Unlike all the other rows, which have an angled raised headstone that is uniform with all the other graves in the row, this new row has a flat footpath-like surface.
People can then stick their plaque to the flat concrete base or pay to have it on a piece of granite that sits flat on the concrete.
Shepparton’s Ray Cox — whose father, Stan Cox, was buried in the row about five months ago — instigated Tuesday’s meeting, inviting other families as he wanted them to have their say.
“I just want the uniform finish in this plot,” he said.
“It’s (currently) very higgledy piggledy.
“For people to lay their loved ones here is a disgrace.
“I put my dad on a pedestal, and they’ve put him on a footpath.”
Mr Cox’s story was not uncommon among those gathered at Tuesday’s meeting, with a unanimous decision among those who attended that they wanted the headstones to be changed to how they used to be.
Ms Stace said Tuesday’s meeting was an opportunity for her to “listen and observe”.
She told the group that flat beams were common in cemeteries — including at the Eaglehawk Cemetery, another for which the RPCV Trust is responsible — as they could be decorated more easily.
However, she acknowledged that the mood at Tuesday’s meeting was in favour of moving back to the old way of doing things, with angled graves.
Ms Stace said she would put forward the views of those gathered at the cemetery when an RPCV committee meeting was held on September 20 to discuss the changes.
She promised the group that if other options were put forward at the meeting, she would discuss them with the group and that the trust would write to everyone who had a grave in that row of the cemetery about any decisions.
Speaking to the News after the meeting, Ms Stace said her “preference is to do what the community wants”.
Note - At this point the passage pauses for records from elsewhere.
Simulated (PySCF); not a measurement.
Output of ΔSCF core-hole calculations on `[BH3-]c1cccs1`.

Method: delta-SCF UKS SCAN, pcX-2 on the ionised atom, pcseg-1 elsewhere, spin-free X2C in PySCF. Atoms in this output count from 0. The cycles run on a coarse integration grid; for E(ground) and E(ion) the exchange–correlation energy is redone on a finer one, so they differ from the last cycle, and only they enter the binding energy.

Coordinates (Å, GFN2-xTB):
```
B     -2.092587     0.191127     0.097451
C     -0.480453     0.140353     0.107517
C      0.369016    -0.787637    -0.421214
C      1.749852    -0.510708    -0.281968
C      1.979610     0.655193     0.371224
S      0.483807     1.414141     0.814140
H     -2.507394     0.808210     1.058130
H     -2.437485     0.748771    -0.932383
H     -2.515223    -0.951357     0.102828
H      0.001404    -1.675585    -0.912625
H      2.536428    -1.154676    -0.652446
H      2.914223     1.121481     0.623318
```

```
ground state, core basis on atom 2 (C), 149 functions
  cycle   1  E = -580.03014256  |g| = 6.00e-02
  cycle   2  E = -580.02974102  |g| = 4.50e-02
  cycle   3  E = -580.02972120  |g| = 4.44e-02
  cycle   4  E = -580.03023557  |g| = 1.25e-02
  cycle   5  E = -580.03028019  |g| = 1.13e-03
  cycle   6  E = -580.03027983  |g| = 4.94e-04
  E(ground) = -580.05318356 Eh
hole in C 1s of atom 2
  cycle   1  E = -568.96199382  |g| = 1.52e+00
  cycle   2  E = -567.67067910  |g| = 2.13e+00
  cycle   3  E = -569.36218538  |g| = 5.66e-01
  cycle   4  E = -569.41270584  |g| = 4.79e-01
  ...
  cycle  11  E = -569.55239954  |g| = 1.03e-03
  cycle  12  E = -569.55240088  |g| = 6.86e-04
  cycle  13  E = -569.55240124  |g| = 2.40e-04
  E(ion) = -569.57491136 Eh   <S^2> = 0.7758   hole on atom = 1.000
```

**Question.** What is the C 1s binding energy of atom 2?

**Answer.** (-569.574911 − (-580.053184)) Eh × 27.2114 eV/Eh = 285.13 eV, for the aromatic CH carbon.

However, she clarified that by saying she was not an engineer and would have to see how difficult a job it would be to change the row of graves and any future ones.
“If it’s not difficult, we’ll do it,” she said.
Kristine Roberts was among those at the meeting. She buried her son Shane Roberts five months ago.
Ms Roberts paid to have a granite piece put at the head of her son’s grave, but said she looked at that as a “temporary thing” and wanted to get rid of it and replace it with an angled plaque like all the other graves in the cemetery.
Ms Roberts has bought two double graves next to each other in the same row — and plans to be buried in one of them herself.
Shaun Carboon buried his wife, Vikki Carboon, at the cemetery in late June.
He had been holding off having a memorial plaque made since then because he was waiting for an angled headstone to be put on her grave.
He just thought the cemetery was slow in organising this.
He first found out that her grave would not be getting one after reading an article in the News on September 8.
Mrs Carboon’s parents will be buried in a grave next to their daughter’s, making his need for change even more urgent.
Christie Atkins’ brother, Jonathan Simcoe, was one of the first buried in the row in early March.
“When we came to pick it (the plot), the other plaques weren’t there,” Ms Atkins said.
“Mum thought it was just a walking path.”
Mr Simcoe’s grave is also one of only a few of the 16 with people already buried in the row with the granite piece under the plaque.
Ms Atkins said it was only done because her mother did not want the grave sitting without any headstone, and they were happy to replace the granite with an angled headstone.
Bev Wallace was another at Tuesday’s meeting.
Her husband is buried in a different section of the cemetery, but she felt it was important to stand in solidarity with those buried in this row.
“What’s happened to having respect for people? They should show respect,” she said.